April 9, Station VI: They returned to Jerusalem


MMB – Caernarfon at Eastertide.



The Lord is Risen! [33-35]

That same hour they got up and returned to Jerusalem, and they found the eleven and their companions gathered together. They were saying,  ‘The Lord has risen indeed, and he has appeared to Simon’.

Then they told what had happened on the road, and how he had been made known to them in the breaking of the bread.


Hurrying back to Jerusalem they find that they are not the only ones who have had their grief and despair turned so suddenly and mysteriously into wonder and joy and new found faith: The Lord is risen!

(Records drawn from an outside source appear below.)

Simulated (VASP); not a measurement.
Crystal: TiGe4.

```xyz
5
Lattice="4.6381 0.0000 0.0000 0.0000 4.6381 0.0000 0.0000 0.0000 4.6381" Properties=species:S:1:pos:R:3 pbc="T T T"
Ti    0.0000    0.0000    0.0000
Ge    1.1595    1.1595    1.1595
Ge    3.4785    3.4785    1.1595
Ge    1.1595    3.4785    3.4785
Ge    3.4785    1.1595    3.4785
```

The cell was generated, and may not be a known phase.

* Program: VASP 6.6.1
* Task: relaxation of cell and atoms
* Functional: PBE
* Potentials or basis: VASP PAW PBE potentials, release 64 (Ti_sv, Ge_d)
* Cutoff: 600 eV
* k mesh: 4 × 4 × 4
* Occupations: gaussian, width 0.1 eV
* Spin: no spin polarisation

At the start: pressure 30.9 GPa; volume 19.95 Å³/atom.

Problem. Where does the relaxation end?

There are two things to notice here.

  • The first is the transformation of these grieving, fearful men and women into joyful witnesses, eager to tell others what has happened, to spread the Good News/Gospel.
  • The other is the Good News itself: that Jesus, who was crucified, died and was buried, has been raised from the dead. Death has been shown to have no power over him. The powers that had opposed him and what he stood for had seemed to triumph when they had him crucified. And now they are shown to have been powerless: it is God and God’s way that has triumphed.
  • The joy now being experienced by the disciples transforms them into true disciples, responding once more to the call to ‘follow me’, and doing so now fully aware of what it means: ‘take up your cross and follow me’.
  • And they now know where that will take them: not just back to Jerusalem and the community of disciples, but that community—the Church—must now ‘take up the cross’ and live the way of the cross, which means choosing the path of forgiveness and reconciliation over every form of violence, strong in faith because freed from the fear of death.

upperroom tomdog

What is this like for us today?

We can perhaps first of all reflect on our own personal experience of having been on this journey, and take our bearings on where we find ourselves.

  • The call to discipleship is addressed to each of us personally: Unless you take up your cross and follow me you cannot be my disciple’. The journey of faith will have its own story which no one but ourselves can know or tell. And it will have its own stages—detours and delays—which only we can know.
  • And so we may find ourselves a little short of the finish, of the joyful transformation experienced by the two disciples. It could also be that we can remember having been there or somewhere close to it, and have since lost ground… That’s OK, it’s very much part of the journey, the Way of the Cross. What matters is that we hold onto the assurance given us that we are not alone: the one who calls us to follow him is always there, walking with us, even though ‘our eyes might be held’ and we do not recognise him.But we need also to make a practical, down-to-earth assessment of what it means to have made this journey in faith and now to find ourselves, at the end of it, ‘going back to Jerusalem’, the ‘Church community’ of which we are part.
  • What are we bringing with us? How can we ‘make a difference’? Where to start…?
  • It is worth remembering that the two disciples didn’t know what it was going to be like when they returned to Jerusalem. What if nothing had changed and they found the other disciples still huddled in fear?
  • But such thoughts and fears seem not to have entered their heads. They just wanted to tell what had happened to them, to share their joy and the new life that had been given to them. Nothing else mattered but to let their friends, and everyone, know the Good News that Jesus has been raised from the dead and is with us, making everything new ‘in God’s name’.